With visa challenges and security issues forcing more foreign journalists to report from outside China, international audiences are missing out.
In recent years, journalists have decamped from cities such as Beijing or Shanghai to Taiwan, South Korea or Singapore.
When VOA spoke with five reporters who currently cover China from outside its borders, they said that reporting from afar has made them feel more disconnected from the country. In turn, that risks skewing and stymieing how the international community understands China.
“It does restrict your view on what’s happening in China in different ways,” said Chris Buckley, who reports from Taiwan for the New York Times. “I don’t think, in the end, there’s any substitute for actually being in China to report on what’s happening.”
After reporting from China for decades, Buckley had to leave in 2020 when the government declined to renew his visa.
He was one of several journalists that year who were either expelled or found their visa renewals declined or rejected as China and the U.S. engaged in a visa tit-for-tat, and Washington capped the number of visas for staff at China’s state-run outlets in the U.S.
Washington and Beijing agreed in 2021 to relax visa restrictions, but obtaining a visa to report in China remains an issue as U.S.-China negotiations on the matter have stalled, according to the Foreign Correspondents’ Club of China.
Taiwan — which itself is a region of growing interest — has become a popular new base.
“There have been several waves of foreign correspondents coming to Taipei in recent years, driven by the difficulty and risks of working in China,” Thompson Chau, president of the Taiwan Foreign Correspondents Club, told VOA.
But even with only about 100 miles between China and Taiwan, the island “is increasingly disconnected from China,” one reporter who is based in Taiwan said.
“We’re getting a much more sanitized version of reporting,” the journalist, who worked inside China for several years, said. She requested anonymity because her employer did not authorize her to talk to the media.
With access limited, journalists say they have to find creative ways to do their jobs. And some reporters, like Bethany Allen-Ebrahimian of Axios, have never been able to secure a long-term journalist visa.
Besides two reporting trips to China in 2015 and 2016, Allen-Ebrahimian has always covered the country from outside.
The French news agency Agence France-Presse once offered Allen-Ebrahimian a position as a correspondent in Beijing, but the Chinese government denied her visa request in 2019.
“I always had to be very innovative to find new ways to actually break news about what was happening there,” Allen-Ebrahimian, now based in Taiwan after several years in Washington, told VOA.
In an emailed statement to VOA, the spokesperson for China’s Washington embassy rejected the notion that Beijing restricts journalists from working in China.

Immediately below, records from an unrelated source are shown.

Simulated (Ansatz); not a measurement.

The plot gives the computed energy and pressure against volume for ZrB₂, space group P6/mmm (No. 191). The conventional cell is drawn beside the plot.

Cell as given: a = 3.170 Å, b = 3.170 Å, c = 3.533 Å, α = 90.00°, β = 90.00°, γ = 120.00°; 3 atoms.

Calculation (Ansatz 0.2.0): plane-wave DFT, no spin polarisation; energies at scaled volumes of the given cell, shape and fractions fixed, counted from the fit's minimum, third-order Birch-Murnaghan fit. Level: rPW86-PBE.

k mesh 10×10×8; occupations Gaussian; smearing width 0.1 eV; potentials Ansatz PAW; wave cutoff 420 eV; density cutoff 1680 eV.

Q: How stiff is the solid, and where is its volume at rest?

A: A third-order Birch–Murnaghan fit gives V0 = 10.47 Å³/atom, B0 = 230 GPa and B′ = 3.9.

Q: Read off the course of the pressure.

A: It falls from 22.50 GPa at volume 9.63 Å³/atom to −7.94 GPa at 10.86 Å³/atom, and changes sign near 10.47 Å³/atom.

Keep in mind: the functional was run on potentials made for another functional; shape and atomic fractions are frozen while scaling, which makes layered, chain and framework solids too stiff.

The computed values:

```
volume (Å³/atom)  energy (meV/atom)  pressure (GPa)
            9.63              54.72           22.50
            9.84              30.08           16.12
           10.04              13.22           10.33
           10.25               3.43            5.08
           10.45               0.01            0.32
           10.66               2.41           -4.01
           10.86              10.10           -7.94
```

“China always welcomes foreign media and journalists to report in China in accordance with laws and regulations, and provides them with convenience and assistance,” Liu Pengyu, the spokesperson, said. “Anyone can say anything, anywhere, as long as it is not illegal.”
China ranks among the world’s worst jailers of journalists, according to data from the Committee to Protect Journalists.
Silence from sources
Among the challenges in covering the country from afar is the difficulty in finding sources — many of whom are already wary of foreign media — who are willing to talk.
“You’re just a strange, disembodied voice on the phone. Why should anyone risk talking to you,” one reporter told VOA. The journalist, who was among the American reporters expelled from China in 2020, requested anonymity because his employer did not authorize him to talk to the media.
It is also nearly impossible to get a sense of what life is like in China or anywhere if the reporter isn’t there experiencing it firsthand, the journalists said.
Christian Shepherd, who covers China for the Washington Post from Taiwan, said he would have loved to report on how the once-obscure city of Zibo became China’s go-to barbecue destination earlier this year.
“It’s not really worth it if we can’t be there,” he told VOA.
The distance means all the sounds and smells — all the color that makes China distinct — are mere memories.
Yaqiu Wang, who researches China at Human Rights Watch, said having reporters in China, despite the challenges, is crucial.
“People get surveilled, harassed when they’re in China, but they still want to be in China, even with all the headaches, because that’s how you get the best stories,” she said.
Distance also bears steep implications for the kind of reporting that is and is not possible — and, in turn, the image of China that audiences around the world are exposed to.
“The articles that you see are going to be disproportionately more skewed toward the defense stories, the national security stories, the ‘Chinese government is authoritarian and bad’ stories,” Allen-Ebrahimian said.
“It dehumanizes China. It turns China into a concept rather than the home of a lot of valuable people,” Allen-Ebrahimian added.
The anonymous reporter who was expelled from China added, “I don’t think there’s any question that the international community’s grasp of what’s happening in China is badly diminished.”
The irony, reporters and analysts said, is that better access and more human-interest stories would probably help China’s global reputation.
In 2013, President Xi Jinping introduced the concept of “telling China’s story well” through the country’s state-controlled propaganda outlets.
But attempts to influence foreign media by blocking reporters have backfired, reporters and analysts said.
“It’s absolutely not in [China’s] best interest,” Wang said. Since Beijing regularly complains that the West doesn’t understand China, she said, “then let foreign correspondents go into China and interview regular Chinese people.”
Some reporters like Shepherd are optimistic that they will be able to return.
Others are less hopeful. “I certainly do not see that happening within Xi Jinping’s lifetime,” Allen-Ebrahimian said. “But I could be wrong, and I would like to be wrong.”